10 Things AEW MUST Do To Compete With WWE
8. Heed The Various, Hilarious Lessons Taught By Impact Wrestling
The TNA roster of 2010 reads as something quite incredible all these years later: A Kurt Angle that could still call himself a wrestling machine, AJ Styles, Bobby Lashley, Hulk Hogan, Bobby Roode, Samoa Joe, Mick Foley, Desmond Wolfe, Ric Flair, Jeff Hardy as the biggest babyface star in all of wrestling - all of whom had a major and different role to play in an alternative timeline not mapped by a bunch of past-it, self-serving f*ckwits.
The company itself was considered a desperate joke. The company was considered a desperate joke because:
Hardy returned, unadvertised, not as a main event star, but in an X-Division segment. An opening segment designed expressly to compete with WWE RAW as the opening shot of the New Monday Night Wars. An opening segment designed expressly to compete with WWE RAW that drew loud "This is bullsh*t" chants because the audience couldn't see what was actually happening. Also, Homicide got stuck up the cage.

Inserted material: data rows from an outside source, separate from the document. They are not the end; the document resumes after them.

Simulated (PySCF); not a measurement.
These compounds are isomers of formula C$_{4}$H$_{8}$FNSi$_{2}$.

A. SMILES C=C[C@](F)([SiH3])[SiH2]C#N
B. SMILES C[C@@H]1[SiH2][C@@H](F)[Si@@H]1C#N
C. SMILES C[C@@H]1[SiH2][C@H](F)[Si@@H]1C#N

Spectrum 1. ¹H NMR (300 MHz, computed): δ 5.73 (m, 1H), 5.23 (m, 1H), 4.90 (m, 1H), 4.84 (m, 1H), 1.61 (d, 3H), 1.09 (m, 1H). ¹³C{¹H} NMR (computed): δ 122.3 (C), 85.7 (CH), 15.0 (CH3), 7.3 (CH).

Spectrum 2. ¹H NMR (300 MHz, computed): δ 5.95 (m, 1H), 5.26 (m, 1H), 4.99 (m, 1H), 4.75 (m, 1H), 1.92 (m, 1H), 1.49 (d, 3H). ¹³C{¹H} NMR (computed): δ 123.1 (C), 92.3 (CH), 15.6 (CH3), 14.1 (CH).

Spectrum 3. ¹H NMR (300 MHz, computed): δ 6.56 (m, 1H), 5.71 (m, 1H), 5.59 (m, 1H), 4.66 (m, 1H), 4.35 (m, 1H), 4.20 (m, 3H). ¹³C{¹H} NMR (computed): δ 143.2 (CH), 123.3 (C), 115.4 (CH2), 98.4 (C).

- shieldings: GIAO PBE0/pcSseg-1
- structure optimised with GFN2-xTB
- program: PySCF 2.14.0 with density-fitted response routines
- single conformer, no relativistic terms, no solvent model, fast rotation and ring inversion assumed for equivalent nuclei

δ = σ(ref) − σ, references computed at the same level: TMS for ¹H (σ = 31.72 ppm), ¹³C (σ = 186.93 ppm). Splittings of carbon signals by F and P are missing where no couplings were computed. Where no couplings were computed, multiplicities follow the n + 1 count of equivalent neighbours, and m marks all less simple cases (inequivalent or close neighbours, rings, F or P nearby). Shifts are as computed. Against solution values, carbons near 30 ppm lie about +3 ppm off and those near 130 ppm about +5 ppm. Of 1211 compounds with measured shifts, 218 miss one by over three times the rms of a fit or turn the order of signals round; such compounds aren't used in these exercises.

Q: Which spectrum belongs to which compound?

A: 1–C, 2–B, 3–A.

The Nasty Boys turned up because they were Hulk Hogan's mates. A lot of things happened because Hogan held sway. Virtually everything that happened happened because Hogan held sway, including the role of Bubba The Love Sponge as interviewer.
No matter how irrelevant or unpopular, any act formerly of WWE was deified because they once appeared on WWE programming. The former Val Venis, Sean Morley, went over the beloved Christopher Daniels. AJ Styles dressed up as Ric Flair. The Nasty Boys turned up. Honestly, and this isn't snark, it's a directly analogy, to make this sort of mistake, AEW would have to draft in Adam Rose and put him over Hangman Page.
We don't think that's going to happen, but it actually did the last time a major corporation backed a wrestling promotion with a marketable roster.